Between the Lines
Date: Tuesday 3 February 2015
Venue: Lecture Hall
Adam Magyar (1972) finds innovative ways to use tech to observe life. That led him to capture the passing of time and freeze it into still photographs and videos. Using modified or self-built high-tech digital tools and cameras that “see” what the human eye can not see and the human nature rarely perceives, he has created mesmerizing representations of speeding subway trains and of flows of people on busy sidewalks.
Magyar depicts the synergies of man and the city, and embraces the city as home to both man and technology. With each of his series, he observes time flowing by and life pulsating in front of his eyes. In his works, he scrutinizes the transience of life and man’s inherent urge to leave some trace behind. Magyar is keen on adopting and reinventing contemporary devices like industrial machine-vision cameras to be able to produce his unique cityscapes.
Born and raised in Hungary and now based in Berlin, he travels the world extracting his images from the simple, ever-changing nature of daily urban life. “I am just an observer with a camera and a scanner”, he says.
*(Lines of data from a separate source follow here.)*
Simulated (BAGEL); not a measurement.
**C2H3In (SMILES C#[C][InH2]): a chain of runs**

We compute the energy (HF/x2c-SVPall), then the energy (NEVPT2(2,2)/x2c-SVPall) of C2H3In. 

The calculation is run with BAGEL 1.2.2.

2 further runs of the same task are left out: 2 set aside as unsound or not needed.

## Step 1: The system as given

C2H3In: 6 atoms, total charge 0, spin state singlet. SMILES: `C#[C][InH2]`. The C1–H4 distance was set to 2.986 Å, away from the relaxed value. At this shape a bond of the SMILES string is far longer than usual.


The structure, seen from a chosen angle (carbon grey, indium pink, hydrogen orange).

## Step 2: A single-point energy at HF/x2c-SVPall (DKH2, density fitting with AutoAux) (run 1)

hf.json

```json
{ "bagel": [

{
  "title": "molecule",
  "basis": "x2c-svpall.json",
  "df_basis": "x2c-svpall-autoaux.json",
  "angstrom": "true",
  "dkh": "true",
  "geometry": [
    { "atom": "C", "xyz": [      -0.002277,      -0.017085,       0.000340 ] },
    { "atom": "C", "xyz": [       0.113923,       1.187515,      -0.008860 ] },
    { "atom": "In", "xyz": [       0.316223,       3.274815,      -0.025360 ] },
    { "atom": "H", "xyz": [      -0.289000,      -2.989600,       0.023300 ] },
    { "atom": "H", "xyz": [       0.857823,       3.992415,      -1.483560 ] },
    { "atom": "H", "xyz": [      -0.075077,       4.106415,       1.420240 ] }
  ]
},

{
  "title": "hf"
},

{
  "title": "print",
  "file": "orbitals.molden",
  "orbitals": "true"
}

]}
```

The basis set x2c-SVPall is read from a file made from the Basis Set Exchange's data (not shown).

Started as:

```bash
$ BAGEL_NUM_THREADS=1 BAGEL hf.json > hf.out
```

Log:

His works have been exhibited in various solo and group shows internationally including Museum of Fine Arts Houston, the Graduate School of Design Harvard University, Julie Saul Gallery and the Transformer Station in the USA, Helsinki Photography Biennial in Finland, ERES-Foundation and BSA exhibitions in Germany, Vasarely Foundation in France, the Ethnographic Museum Budapest and Faur Zsofi Gallery in Hungary, Rhubarb Rhubarb in the UK and SoSo Gallery in South Korea. His works are present in the collections of MFAH, Deutsche Bank, the Hong Kong Heritage Museum, Microsoft and the Bidwell Projects. His photographs have been published in the book In the Life of Cities by the Graduate School of Design Harvard University, Light and Lens by Robert Hirsch, and in magazines including Matter, PDN and PQ Magazine in the USA, Flash Art and Kreativ in Hungary, Foto Magazin in Germany, the Independent on Sunday and Digital Camera Magazine in UK, Katalog in Denmark and Blow Photo in Ireland.
All lectures are open to members of the public, staff and students unless otherwise stated.